If the Dinwoody region is famous for its glaciers, Titcomb is known for its rock. Of course, the two terranes—glacier and rock—are intimately related: ancient glaciers carved Titcomb from a primeval plain into the steep-walled cirque that we see today. The glaciers here were so powerful, and scoured the ground so completely, that there are no large moraines left in the valley. Rather, Titcomb is smooth-walled and flat-bottomed, harboring a series of fantastic alpine lakes. From Island Lake, Titcomb Basin appears as a hanging valley higher up the trail, but any initial idea of elevation difference is shattered when gazing up at the peaks that rise above the basin, their sheer walls rising more than 2,000 feet vertically in only a few horizontal feet. A total of 10 Wyoming 13ers sit on the crest of the Titcomb cirque: counterclockwise from the southeast, they are Fremont, Sacagawea, Helen, Spearhead, Miriam, the Sphinx, Woodrow Wilson, the Twins, American Legion, and Henderson. However, some of these peaks are more readily climbed from adjoining valleys, so this chapter is limited to those peaks which most directly rise out of Titcomb Basin’s eastern and western walls.

Dinwoody Glacier Region

This area includes many of the finest glaciated alpine peaks in the American Rockies, and the largest glaciers in the continental United States outside of the Pacific Northwest. The exact grouping of peaks in the Dinwoody Glacier chapter is a bit arbitrary—most of these summits sit on major ridges and could equally well be included in several other chapters. However, anyone standing on the summit of Gannett will see the great glacier-clad bowl of the Dinwoody cirque and immediately understand that these peaks all belong together, even if some of them are easiest to climb from other valleys.

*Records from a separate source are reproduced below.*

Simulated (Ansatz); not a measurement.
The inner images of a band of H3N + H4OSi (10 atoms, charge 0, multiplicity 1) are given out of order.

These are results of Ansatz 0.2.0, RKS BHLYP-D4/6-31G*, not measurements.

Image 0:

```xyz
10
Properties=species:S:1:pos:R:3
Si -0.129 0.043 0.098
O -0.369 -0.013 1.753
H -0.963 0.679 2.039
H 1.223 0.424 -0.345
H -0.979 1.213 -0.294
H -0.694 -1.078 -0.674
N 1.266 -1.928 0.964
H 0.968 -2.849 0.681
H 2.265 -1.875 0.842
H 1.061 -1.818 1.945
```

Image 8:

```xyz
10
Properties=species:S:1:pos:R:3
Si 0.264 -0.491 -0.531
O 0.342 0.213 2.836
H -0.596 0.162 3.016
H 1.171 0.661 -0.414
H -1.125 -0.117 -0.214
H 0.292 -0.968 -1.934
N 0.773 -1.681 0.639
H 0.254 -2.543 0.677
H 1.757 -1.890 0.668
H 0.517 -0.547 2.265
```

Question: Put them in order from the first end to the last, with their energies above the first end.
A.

Green River Cirques Region

The Green River is the main tributary of the Colorado River; the two great rivers join in Canyonlands National Park, Utah, becoming the single most important water source in western North America. The official headwaters of the Green River rise from the Stroud Glacier on the northern flank of Bow Mountain, but dozens of other glacial cirques also contribute to the upper Green River in the same area. The peaks in this section do not fall into as logical of a grouping as the other peak sections, and in some ways this chapter is a catch-all for peaks of the northwestern Wind River Range that do not fit in any other section. Still, each of these peaks do have the common property that they are most easily climbed from a west-side approach, and the Green River Lakes Trailhead is a logical starting point to approach most climbs in this area.

Northern Wind River Range

This area is, in many ways, the final frontier of the Wyoming 13ers. The far northern Winds hold a certain mystique for some of us, and we see secrets where others see nothing but endless talus fields and rounded, rubble-clad mountains. Certainly, those looking for postcard views and world-class alpinism will prefer the Titcomb and Dinwoody cirques. However, those who enjoy obscurity should consider exploring here. Tread lightly and speak softly; in keeping with centuries of tradition, many of the best secrets of the far northern Winds are not included in this guidebook, and there’s no need to share all of your discoveries online. Let others find their own way to that waterfall or picture-perfect campsite.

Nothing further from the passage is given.